HPHT, remote environments push demand for more monitoring options, higher-rated systems
By Joanne Liou, associate editor
To improve reservoir management and recovery, understanding how the reservoir is going to produce based on downhole data and using the right completion equipment is key. Gaining ground onshore and offshore, from remote locations to high-pressure environments, intelligent well systems (IWS) are keeping pace with industry challenges and providing capabilities to remotely control wells and monitor downhole conditions under an automated system.
Offshore: Remote completions
Since the Gulf of Mexico’s (GOM) first intelligent completion in 1998, increasing pressure and temperature demands – from 250°F to 350°F and from 10,000 to 12,500 to 15,000 psi – are driving a continued evolution in IWS technologies. “The dramatic changes have forced tool suppliers to utilize exotic materials, such as nickel alloys, for higher strength and pressure/temperature ratings, to reserve real estate to maintain large-bore production profiles,” Dewayne Turner, manager of completion tools development at Superior Energy Services (SES), said.

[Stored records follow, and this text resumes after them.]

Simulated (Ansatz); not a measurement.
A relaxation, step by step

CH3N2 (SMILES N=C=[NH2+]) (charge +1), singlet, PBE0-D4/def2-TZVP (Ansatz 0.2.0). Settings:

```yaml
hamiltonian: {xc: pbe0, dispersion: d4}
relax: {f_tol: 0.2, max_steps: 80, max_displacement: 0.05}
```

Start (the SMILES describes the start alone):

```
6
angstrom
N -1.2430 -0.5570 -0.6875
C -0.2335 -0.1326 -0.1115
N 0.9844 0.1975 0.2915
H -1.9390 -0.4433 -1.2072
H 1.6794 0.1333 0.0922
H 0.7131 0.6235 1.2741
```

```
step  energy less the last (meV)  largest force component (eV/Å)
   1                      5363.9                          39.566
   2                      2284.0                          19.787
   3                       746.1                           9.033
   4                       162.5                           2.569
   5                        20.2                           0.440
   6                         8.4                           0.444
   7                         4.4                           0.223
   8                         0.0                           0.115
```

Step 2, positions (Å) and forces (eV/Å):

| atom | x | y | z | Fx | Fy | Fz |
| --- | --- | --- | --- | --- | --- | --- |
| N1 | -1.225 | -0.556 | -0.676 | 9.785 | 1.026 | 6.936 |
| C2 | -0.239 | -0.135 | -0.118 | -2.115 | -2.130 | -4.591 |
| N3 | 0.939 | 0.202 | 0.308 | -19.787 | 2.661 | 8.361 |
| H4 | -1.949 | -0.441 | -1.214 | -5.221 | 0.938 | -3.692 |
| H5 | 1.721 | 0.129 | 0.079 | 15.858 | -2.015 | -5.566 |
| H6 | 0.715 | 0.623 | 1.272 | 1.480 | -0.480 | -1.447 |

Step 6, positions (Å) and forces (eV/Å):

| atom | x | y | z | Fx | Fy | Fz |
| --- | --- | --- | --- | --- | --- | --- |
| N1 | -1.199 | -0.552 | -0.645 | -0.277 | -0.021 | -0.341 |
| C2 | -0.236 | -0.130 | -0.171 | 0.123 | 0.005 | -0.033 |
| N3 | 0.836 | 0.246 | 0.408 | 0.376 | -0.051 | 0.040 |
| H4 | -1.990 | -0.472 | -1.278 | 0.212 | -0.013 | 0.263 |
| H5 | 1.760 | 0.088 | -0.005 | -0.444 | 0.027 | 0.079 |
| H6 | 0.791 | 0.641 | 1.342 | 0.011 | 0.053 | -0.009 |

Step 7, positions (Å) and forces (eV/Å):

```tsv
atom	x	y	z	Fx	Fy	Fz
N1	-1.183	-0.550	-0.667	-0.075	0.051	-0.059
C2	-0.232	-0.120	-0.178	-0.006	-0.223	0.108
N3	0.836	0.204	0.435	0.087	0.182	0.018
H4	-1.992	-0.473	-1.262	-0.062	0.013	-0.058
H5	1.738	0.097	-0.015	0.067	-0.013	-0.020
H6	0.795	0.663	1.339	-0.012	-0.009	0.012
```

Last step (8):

“By using the exotic materials that have a higher yield, large bores can be maintained or maximized,” Bernard Franklin, director of technology at SES, said. “This offers more area for flow of produced or injected fluids.”
An intelligent completion provides a means of selecting and controlling multiple producing intervals from a remote location. Remote operations vary from surface control units to software-operated POD systems. SES has developed a new HPHT Hydraulic Actuated Well Completion (HAWC) system targeting deepwater and ultra-deepwater selective applications, including the GOM Lower Tertiary formations. The system is suited for environments where temperatures exceed 300°F with formation pressures up to 15,000 psi. The company’s existing 12,500-psi HAWC system rated to 250°F provided the framework to develop the higher-rated system. “Equipment suppliers are challenged to exceed expectations by developing equipment that reduces risks to extend the well’s production life,” Mr Turner said.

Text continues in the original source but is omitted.